Saturday, November 8, 2008

James and The Giant Peach****


James (age 6):***** I liked the rhino and the shark attack. And when the icicles were hanging from the seagull. And I liked when smokey clouds came out of the rhino. And the bugs almost got eaten by the robot shark. And when the robot shark shot a wire into the peach. And I liked it when Centipede was almost cut in half by the pirates.

Jupiter (age 4):***** I like James and his bug friends. And I liked it when he said, "The Peach." He said, "Go ahead and eat some." It made me feel happy. I hated the rhino because it ate James' parents. I like it when James first becomes friends with the bugs. I liked it when one of the bugs was hungry and Ladybug gave him something to eat. I like it when James and the spider save Centipede. I'm going to tell Penelope all about it. Mom, can we keep that movie?

Justice (age 2):*****Five stars, awesome. I like the rhino and the shark. Mom, you know what I like?...I don't know. (disappointment in voice, at her lack of ability to communicate.)

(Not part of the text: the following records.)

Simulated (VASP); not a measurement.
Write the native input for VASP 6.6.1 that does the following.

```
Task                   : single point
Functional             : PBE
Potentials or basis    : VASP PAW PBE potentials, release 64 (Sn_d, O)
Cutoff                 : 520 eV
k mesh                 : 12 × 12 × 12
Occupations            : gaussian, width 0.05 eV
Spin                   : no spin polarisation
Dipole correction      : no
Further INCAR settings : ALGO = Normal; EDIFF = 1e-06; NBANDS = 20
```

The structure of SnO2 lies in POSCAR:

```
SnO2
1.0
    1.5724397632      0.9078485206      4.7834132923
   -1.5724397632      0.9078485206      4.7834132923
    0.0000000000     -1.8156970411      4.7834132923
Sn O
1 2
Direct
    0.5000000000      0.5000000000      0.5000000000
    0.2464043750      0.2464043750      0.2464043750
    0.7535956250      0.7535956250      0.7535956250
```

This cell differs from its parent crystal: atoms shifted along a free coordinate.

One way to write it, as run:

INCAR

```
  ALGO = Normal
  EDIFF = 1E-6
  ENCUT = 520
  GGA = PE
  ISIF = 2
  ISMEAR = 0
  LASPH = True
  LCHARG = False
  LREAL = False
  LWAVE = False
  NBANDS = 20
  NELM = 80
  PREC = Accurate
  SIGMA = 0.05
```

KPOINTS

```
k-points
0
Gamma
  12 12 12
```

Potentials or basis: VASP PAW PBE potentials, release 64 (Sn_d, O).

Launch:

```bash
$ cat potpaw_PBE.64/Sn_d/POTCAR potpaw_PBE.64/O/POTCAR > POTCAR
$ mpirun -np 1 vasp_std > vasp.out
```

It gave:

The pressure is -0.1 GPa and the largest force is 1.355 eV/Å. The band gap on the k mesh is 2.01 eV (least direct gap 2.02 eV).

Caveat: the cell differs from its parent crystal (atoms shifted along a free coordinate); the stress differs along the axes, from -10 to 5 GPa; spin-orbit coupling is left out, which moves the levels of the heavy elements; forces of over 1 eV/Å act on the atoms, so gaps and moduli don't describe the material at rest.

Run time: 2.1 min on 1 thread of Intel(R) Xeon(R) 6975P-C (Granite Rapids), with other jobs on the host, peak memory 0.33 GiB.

Mama:** James and the Giant Peach is a Harry Selick movie, so it has a similar creepy aesthetic to a "Nightmare Before Christmas," but less goth, and not quite as good. The movie starts with James' idyllic life with his sweet parents. It's almost standard, isn't it--that a child must be orphaned, or at least one parent should die early in the movie. It gaurantees a plot, the kind where the stakes are highest--a child is in jeopardy. Sure enough, James becomes orphaned, but there was something almost whimsical about the vagueness with which these parents are removed: the narrator simply says James' mother and father were killed by a rhinocerous. This kept it from being emotional for my kids, who had just survived the death of Babe's mother several weeks ago. Unlike "The Wizard of Oz," the beginning and end of the this movie (the live action part) was far creepier than the magical world James enters. The abusive aunts were made up so garishly, they could have been from Oz. The sets and situations seemed claustrophic to me, but I have to say these kids were glued to this movie. James was unblinking. Jupiter forgot to eat her popcorn. Justice was riveted, her brow furrowed through the entire movie.



Popi:***I'm with Mama that you've got to give an extra star when all the kids are gung ho. As far as stop motion goes, this one has some amazing sequences, the best in my opinion being when the peach is in the heavens, and the grasshopper begins a celestial musical number. The story, though, was a little episodic for me, and didn't have the totality of vision or character based storylines of Nightmare Before Christmas or The Curseof the Wererabbit. Lots of imagination, though, and the kids loved it. Looking forward to Coraline from Selick!